Here are the books I’m reading:
- A New England Story, Catherine Maria Sidgewick
- Olive Schreiner, Ruth First
- The Company She Keeps, Mary McCarthy
- Partisans, David Laskin
- Life Studies/For the Union Dead, Robert Lowell
- Diary of a Bad Year, J.M. Coetzee
- Go Tell It On The Mountain, James Baldwin
I feel like I should explain myself, since none of these books seems to reflect the heart of my reading history, although they all have their reasons for being on the list, and they certainly provide a little cross section of current interests.
I thought to do a post on “Admiring Anonymity,” since I’m already off to a rocky start in terms of taking my past, pursuits, and personality out of the equation. The book blogs I like seem to get to the point and talk about books and writers and pretty much stay on track. That being said, however, I like to know where bloggers/writers are coming from and what their background is.

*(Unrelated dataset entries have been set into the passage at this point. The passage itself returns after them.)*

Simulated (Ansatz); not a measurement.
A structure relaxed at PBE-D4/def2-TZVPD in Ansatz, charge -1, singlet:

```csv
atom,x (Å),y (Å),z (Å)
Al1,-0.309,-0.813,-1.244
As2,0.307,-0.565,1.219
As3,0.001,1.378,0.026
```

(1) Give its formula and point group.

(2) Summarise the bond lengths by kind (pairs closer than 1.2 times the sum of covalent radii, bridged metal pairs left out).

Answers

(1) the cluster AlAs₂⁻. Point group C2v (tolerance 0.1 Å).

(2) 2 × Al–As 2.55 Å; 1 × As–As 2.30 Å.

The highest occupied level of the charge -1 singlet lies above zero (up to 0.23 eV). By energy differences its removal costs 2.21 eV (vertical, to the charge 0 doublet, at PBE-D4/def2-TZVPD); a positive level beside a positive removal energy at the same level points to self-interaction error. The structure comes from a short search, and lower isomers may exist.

I got a late start reading, but I always liked writing and ran the high school newspaper, that type of thing, while playing a lot of sports. I came into reading and literature through the window of Fitzgerald and Hemingway as a freshman in college, and started the English major thing. I graduated in1980 under a full head of literary steam, writing a senior thesis on “Self-Deception and Myth in George Eliot,” whatever the hell that might be about. I was a Dickens, George Eliot, and Virginia Woolf guy, with a Shakespeare/Johnson background. That is to say, I was primarily interested in the Victorian novel, and I wasn’t a Joycean or much involved with the Romantic poets, etc. I liked reading about Johnson and the 18th century literary world, both for itself and as the foundation of 19th century lit, and I liked Woolf as a inheritor of that tradition. Throughout all of this I was an impulsive moron and very very young, of course.
I started grad school in the fall of 1982, , and I did my introductory work on Thackeray’s Henry Esmond, if that tells you anything. About two-thirds of the way through the two years of course work I reached my fill, more of less, of novel reading, and started focusing on literary biography. Boswell and Johnson were part of the source of this, but I also discovered my own little grad student gold mine: Leslie Stephen, the father of Virginia Woolf, whose first wife was Thackeray’s daughter. So this blog might help me write some of the stuff about Leslie Stephen and biography that I never got around to writing. I especially liked the fact that Stephen was an important pioneer of mountain climbing in the Alps, as I had my own humble mountaineering aspirations at the time. Stephen seemed to me to be the perfect grad school topic: a seemingly inexhaustible resource who was virtually untapped.
Towards the end of my mid-80s grad student days I steered a course towards non-fiction, but it turned out that the wind in my academic sails was beginning to fail. I got a non-academic job. I’ve been a frustrated academic and semi-grown up for a rather long time now, and I’ve gone in and out of different reading periods, with some of them being surprisingly lengthy. Like, for instance, I really wasn’t reading much fiction for five or maybe even ten years, until last fall, but it seems I’ve changed course on that, for reasons I’ll describe another time. But in the end the goal here, as I’ve said, is to try to keep track of what I’m reading, and basically just chat it up.